And amazingly, when we got back in the car, they both fell asleep fairly quickly and for the next hour and a half, I got to listen to my music mix on the ipod. By the time Austin woke up, we were coming up on Whitby. Alex didn't wake up until we pulled into the driveway -- exactly 5 hours after we left my sister's place.

And although I was pretty tired when I got back -- and really needed a break from the kids (which was ok, because after three days of not seeing them, Ryan really wanted to be around them), I think I'd be brave enough to attempt a trip like this again one day.

Thursday, November 13, 2008

I don't know if I'm crazy, brave or stupid

In about an hour, I'm packing both kids into the car and driving to Ottawa to visit my sister and brother-in-law. And I'm doing it without Ryan.

So that means I have to pay attention to driving and keep the kids happy as well.
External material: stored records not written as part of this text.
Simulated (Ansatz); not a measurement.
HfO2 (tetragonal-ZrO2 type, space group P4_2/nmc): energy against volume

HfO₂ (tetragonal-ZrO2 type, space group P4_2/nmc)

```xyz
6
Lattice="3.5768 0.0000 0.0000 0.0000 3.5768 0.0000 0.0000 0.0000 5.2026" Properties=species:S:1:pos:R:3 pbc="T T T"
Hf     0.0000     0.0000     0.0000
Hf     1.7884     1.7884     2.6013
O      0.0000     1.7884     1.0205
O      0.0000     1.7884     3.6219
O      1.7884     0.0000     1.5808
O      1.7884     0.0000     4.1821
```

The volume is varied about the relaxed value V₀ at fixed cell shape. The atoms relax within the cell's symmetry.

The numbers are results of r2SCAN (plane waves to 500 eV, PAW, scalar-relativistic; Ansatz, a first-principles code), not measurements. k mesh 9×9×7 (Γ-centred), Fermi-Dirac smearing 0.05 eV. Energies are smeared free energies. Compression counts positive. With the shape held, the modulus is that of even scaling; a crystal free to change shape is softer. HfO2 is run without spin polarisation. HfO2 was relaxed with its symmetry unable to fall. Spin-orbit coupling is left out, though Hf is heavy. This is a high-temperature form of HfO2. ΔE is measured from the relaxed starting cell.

I'm leaving at about 1 p.m., in hopes that they'll both nap for part of the time. Although Alex through me for a loop this morning and is currently taking a second morning nap. So much for her going to sleep at 1ish. But Austin is at the sitter's right now, so I'm fairly confident that she's doing a good job of tiring him out for me. In a few minutes I'll wake Alex up so she can have some lunch and we can play for a bit before it's time to get in the car for the four to six hour drive.

For this trip, I'm throwing all my rules out the window. Austin will be allowed to snack on whatever he wants -- so yes, I've packed treats -- and I loaded some kids shows onto the ipod and hooked it up to crappy little speakers so that he can watch TV for part of the time. Ryan and I are both very anti-DVD players in the car, but for this trip, I've made the exception.

I'm just hoping that Alex stays content for most of the trip. She's harder to entertain while driving, because she doesn't watch TV, doesn't snack on anything except mum-mums (and those can get boring) and she's rear facing so it's hard to hand her things to play with.

She'll have her soother whenever she wants -- and I'm keeping extras up front with me for when she rips it off the string and tosses it on the floor where I can't reach. And, as I said, hopefully, she'll sleep for awhile.

And, hence the four to six hour time frame, we'll likely stop at a roadside McDonalds somewhere so Austin can run around and Alex can have a bottle.

So here's hoping. I'll let you know next week if this was a brave idea or a stupid one.

Monday, November 10, 2008

Things taste different now

You'd think by the time you passed the age of 30, your likes and dislikes when it comes to food would be pretty much set in stone. Either you like a certain food, or you don't. Tastes don't really change after 30 years, do they?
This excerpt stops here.